Is 'Secret Invasion' Samuel L. Jackson's last hurrah in the MCU? 'I'm constantly asking that question.'
Marvel's longest-tenured star finally moves to the forefront in the new Disney+ series.
As Nick Fury, the eye-patch-sporting, Avenger-founding former director of S.H.I.E.L.D., Samuel L. Jackson’s tenure in the Marvel Cinematic Universe pre-dates the term itself. Since making his debut in 2008’s Iron Man, Jackson has outlasted many of the Avengers he assembled (Robert Downey Jr., Chris Evans, Scarlett Johansson) while appearing in 11 films.
“Enjoying the moment that I have," Jackson, 74, tells us when asked what’s been the secret to his successful 15-plus year relationship with Marvel. “Knowing what my job is when I come into a particular story. Knowing that I'm most times the human grounding element for everything that's, you know, extra special or super. And being able to come in and handle the gravity of it and the seriousness of it. And still have the sense of humor that people see me in.”
Jackson has certainly spiced up the relationship with his reliably spry performances as Fury, but with the new Disney+ series Secret Invasion, Jackson gets to do something he’s never done before after all these years as the glue that holds the MCU together: assume the lead.
Decades after forging an alliance with the shape-shifting alien race known as the Skrulls at the end of Captain Marvel (2019), Fury returns to Earth — he’s been working in space since the Blip took a serious toll on him — to find a large contingent of Skrulls are, well, secretly invading the planet with plans to take hold of it from humans.

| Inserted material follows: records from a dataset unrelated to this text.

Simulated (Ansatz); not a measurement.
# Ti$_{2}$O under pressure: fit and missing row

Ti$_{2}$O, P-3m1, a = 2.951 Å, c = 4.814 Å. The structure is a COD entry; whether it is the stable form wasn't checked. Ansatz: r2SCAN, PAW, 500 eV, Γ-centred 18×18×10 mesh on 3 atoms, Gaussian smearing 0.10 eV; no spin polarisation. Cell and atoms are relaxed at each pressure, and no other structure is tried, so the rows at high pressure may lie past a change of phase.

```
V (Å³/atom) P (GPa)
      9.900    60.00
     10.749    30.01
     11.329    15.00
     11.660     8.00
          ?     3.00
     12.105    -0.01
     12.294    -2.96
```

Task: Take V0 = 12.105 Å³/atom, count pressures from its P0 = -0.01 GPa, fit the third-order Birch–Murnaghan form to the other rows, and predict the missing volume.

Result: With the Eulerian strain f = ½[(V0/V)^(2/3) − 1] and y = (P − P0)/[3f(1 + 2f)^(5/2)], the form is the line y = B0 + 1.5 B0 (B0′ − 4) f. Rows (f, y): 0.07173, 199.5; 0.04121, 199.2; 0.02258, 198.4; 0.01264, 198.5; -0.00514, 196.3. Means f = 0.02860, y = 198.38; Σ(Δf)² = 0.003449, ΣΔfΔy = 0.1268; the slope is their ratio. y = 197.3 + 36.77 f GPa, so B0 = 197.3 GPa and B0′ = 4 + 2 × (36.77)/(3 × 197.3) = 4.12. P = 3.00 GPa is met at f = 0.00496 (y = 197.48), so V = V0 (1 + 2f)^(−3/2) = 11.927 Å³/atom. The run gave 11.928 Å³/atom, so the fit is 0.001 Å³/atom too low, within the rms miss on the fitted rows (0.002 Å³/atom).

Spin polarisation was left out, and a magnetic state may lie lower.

“It’s a human story, not a superhero story,” says director Ali Selim, who describes the series as a political thriller with espionage, noir and Western influences, citing The Third Man, Unforgiven and The Searchers as tonal inspirations. “It’s the Nick Fury story.”
For Jackson, that meant getting to learn things about Nick Fury even the actor didn’t know. He approached writer/producer Brian Tucker early in the process about finding out intel like: “Where Nick lives, who’s there? Is he alone? How vulnerable is he? What’s he been doing for the last three years he’s been missing [in space]?”
And what about his future? At a time when many of Jackson’s early MCU collaborators have bolted the franchise, it’s natural to wonder how long the septuagenarian actor will stick around, particularly with the marketing teasing Secret Invasion as “one last fight” for Fury. Could it be his last hurrah?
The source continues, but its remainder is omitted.